There is an ongoing debate over the closing of America's most notorious detainment/torture center at Guantanamo and the legality and efficacy of using torture to extract "information" from detainees in that and other facilities.

In a piece in this morning's Washington Post titled Torture? Prosecute Us, Too Richard Cohen leads with this:

"The past is a foreign country; they do things differently there." So goes an aphorism that needs to be applied to the current debate over whether those who authorized and used torture should be prosecuted. In the very different country called Sept. 11, 2001, the answer would be a resounding no.

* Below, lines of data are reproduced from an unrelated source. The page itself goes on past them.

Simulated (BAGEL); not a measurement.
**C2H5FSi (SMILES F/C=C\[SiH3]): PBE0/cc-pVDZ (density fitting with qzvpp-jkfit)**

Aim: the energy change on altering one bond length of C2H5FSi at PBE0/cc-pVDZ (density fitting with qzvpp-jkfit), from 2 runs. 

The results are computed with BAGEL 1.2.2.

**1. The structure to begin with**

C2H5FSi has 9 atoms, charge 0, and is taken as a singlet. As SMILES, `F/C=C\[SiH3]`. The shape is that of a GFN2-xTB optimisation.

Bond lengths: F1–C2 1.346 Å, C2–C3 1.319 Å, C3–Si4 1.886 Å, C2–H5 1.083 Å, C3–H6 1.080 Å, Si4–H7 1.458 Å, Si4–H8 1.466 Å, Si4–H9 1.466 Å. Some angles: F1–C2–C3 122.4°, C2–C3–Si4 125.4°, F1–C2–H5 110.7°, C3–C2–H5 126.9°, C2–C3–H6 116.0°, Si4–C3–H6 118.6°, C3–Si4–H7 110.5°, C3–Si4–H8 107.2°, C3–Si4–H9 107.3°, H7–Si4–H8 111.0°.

Contrary to what has become the accepted noise, "the world" did not "change" on 9/11. Our laws, our treaties and international agreements as well as our values remained. We did not become a "very different country" on September 12, 2001 despite Mr. Cohen's (and others) claim.

In many ways it is our body of law that binds the past, present and future. The rule of law gives constancy to our "values." Laws may change but the process of change is, and should be reasoned and deliberate, not an impassioned reaction to the events of the day. That kind of reaction to the passions of the moment is the path of the lynch mob.

If, as is said in legal circles, "big cases make for bad law," the events of 9/11 and the rapid changes in our laws and public policy that resulted from the reaction to those events gives us the mother of all examples of the aphorism.  An extremely big case led to a series of terrible revisions of our laws.

Among the legion of egregious errors committed by the last Republican administration was the naming of the war that it proposed to fight following the criminal destruction of the World Trade Center, the attack on the Pentagon and the downing of a fourth commercial airliner in a Pennsylvania pasture.

As has been pointed out numerous times "War on Terror" is an unfortunate term which calls for a war on a tactic: terror. You can no more fight a war against "terror" than you can fight a war against "covering fire," "encirclement" "camouflage" or "surprise."

Bush, Rumsfeld, Cheney and the Goebbelian PR squad in the White House basement used the term "terror" more for its perceived effectiveness in arousing the public than for any accuracy in describing their strategy, or as Bush put it, "strategery." It was in the Bush White House that the ad boys gave the word a capital "T" and used it as their "brand" for instilling public fear and acquiescence in nearly any act that they chose to carry out over the ensuing seven years.

The attacks on September 11, 2001 involved specific criminal acts, all of which are spelled out in federal and state law and punishable by lengthy prison terms up to and including life in prison. Under federal law, death penalty statutes would apply for the murder of the thousands of victims of the crimes.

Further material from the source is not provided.